The company operates with a financial year that starts on November 1.
Visit: https://dbdocs.io/lelouvincx/WideWorldImporters
These schemas contain the data. Many tables are needed by all other schemas and are located in the Application schema.
| Schema | Description |
|---|---|
| Application | Application-wide users, contacts, and parameters. This schema also contains reference tables with data that is used by multiple schemas |
| Purchasing | Stock item purchases from suppliers and details about suppliers. |
| Sales | Stock item sales to retail customers, and details about customers and sales people. |
| Warehouse | Stock item inventory and transactions. |
These schemas are used for external applications that are not allowed to access the data tables directly. They contain views and stored procedures used by external applications.
| Schema | Description |
|---|---|
| Website | All access to the database from the company website is through this schema. |
| Reports | All access to the database from Reporting Services reports is through this schema. |
| PowerBI | All access to the database from the Power BI dashboards via the Enterprise Gateway is through this schema. |
The Reports and PowerBI schemas are not used in the initial release of the sample database. However, all Reporting Services and Power BI samples built on top of this database are encouraged to use these schemas.
Special-purpose schemas
| Schema | Description |
|---|---|
| Integration | Objects and procedures required for data warehouse integration (that is, migrating the data to the WideWorldImportersDW database). |
| Sequences | Holds sequences used by all tables in the application. |
The WideWorldImportersDW database is used for data warehousing and analytical processing. The transactional data about sales and purchases is generated in the WideWorldImporters database, and loaded into the WideWorldImportersDW database using a daily ELT/ELT process.

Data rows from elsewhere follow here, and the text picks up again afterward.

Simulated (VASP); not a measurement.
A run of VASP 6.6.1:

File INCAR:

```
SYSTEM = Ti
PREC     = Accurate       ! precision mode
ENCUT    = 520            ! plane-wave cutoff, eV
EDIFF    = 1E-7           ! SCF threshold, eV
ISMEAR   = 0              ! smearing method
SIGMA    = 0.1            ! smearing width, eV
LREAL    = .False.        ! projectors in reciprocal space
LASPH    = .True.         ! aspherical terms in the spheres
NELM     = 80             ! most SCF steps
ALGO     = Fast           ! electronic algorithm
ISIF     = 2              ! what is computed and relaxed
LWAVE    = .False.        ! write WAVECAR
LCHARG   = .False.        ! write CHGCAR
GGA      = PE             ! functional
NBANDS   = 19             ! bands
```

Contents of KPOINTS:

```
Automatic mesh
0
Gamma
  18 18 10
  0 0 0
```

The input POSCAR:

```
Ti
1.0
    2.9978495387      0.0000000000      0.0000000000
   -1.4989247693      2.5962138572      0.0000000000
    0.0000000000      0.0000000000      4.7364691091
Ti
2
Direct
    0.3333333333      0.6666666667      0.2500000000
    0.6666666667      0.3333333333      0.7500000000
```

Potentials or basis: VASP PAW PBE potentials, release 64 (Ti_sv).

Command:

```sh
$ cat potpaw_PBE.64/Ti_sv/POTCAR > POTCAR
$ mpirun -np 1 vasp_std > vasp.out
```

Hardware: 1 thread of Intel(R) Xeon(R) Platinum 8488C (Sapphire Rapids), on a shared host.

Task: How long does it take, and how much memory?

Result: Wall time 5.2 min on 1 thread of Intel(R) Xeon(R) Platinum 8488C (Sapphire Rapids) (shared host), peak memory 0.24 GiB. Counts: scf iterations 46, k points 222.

The data in WideWorldImportersDW thus mirrors the data in WideWorldImporters, but the tables are organized differently. While WideWorldImporters has a traditional normalized schema, WideWorldImportersDW uses the star schema approach for its table design. Besides the fact and dimension tables, the database includes a number of staging tables that are used in the ETL/ELT process.
| Schema | Description |
|---|---|
| Dimension | Dimension tables. |
| Fact | Fact tables. |
| Integration | Staging tables and other objects needed for ELT/ELT. |
WideWorldImportersDW has the following dimension tables. The description includes the relationship with the source tables in the WideWorldImporters database.
| Table | Name | Source tables |
|---|---|---|
| City | dim_city | Application.Cities, Application.StateProvinces, Application.Countries |
| Customer | dim_customer | Sales.Customers, Sales.BuyingGroups, Sales.CustomerCategories |
| Date | dim_date | New table with information about dates, including financial year (based on November 1st start for financial year). |
| Employee | dim_employee | Application.People |
| Stock Item | dim_stock_item | Warehouse.StockItems, Warehouse.Colors, Warehouse.PackageType |
| Supplier | dim_supplier | Purchasing.Suppliers, Purchasing.SupplierCategories |
| Payment Method | dim_payment_method | Application.PaymentMethods |
| Transaction Type | dim_transaction_type | Application.TransactionTypes |
WideWorldImportersDW has the following fact tables. The description includes the relationship with the source tables in the WideWorldImporters database, as well as the classes of analytics/reporting queries each fact table is typically used with.
| Table | Name | Source tables | Sample analytics |
|---|---|---|---|
| Order | fct_order | Sales.Orders and Sales.OrderLines | Sales people, picker/packer productivity, and on time to pick orders. In addition, low stock situations leading to back orders. |
| Sale | fct_sale | Sales.Invoices and Sales.InvoiceLines | Sales dates, delivery dates, profitability over time, profitability by sales person. |
| Purchase | fct_purchase | Purchasing.PurchaseOrderLines | Expected vs actual lead times |
| Transaction | fct_transaction | Sales.CustomerTransactions and Purchasing.SupplierTransactions | Measuring issue dates vs finalization dates, and amounts. |
| Movement | fct_movement | Warehouse.StockTransactions | Movements over time. |
| Stock Holding | fct_stock_holding | Warehouse.StockItemHoldings | On-hand stock levels and value. |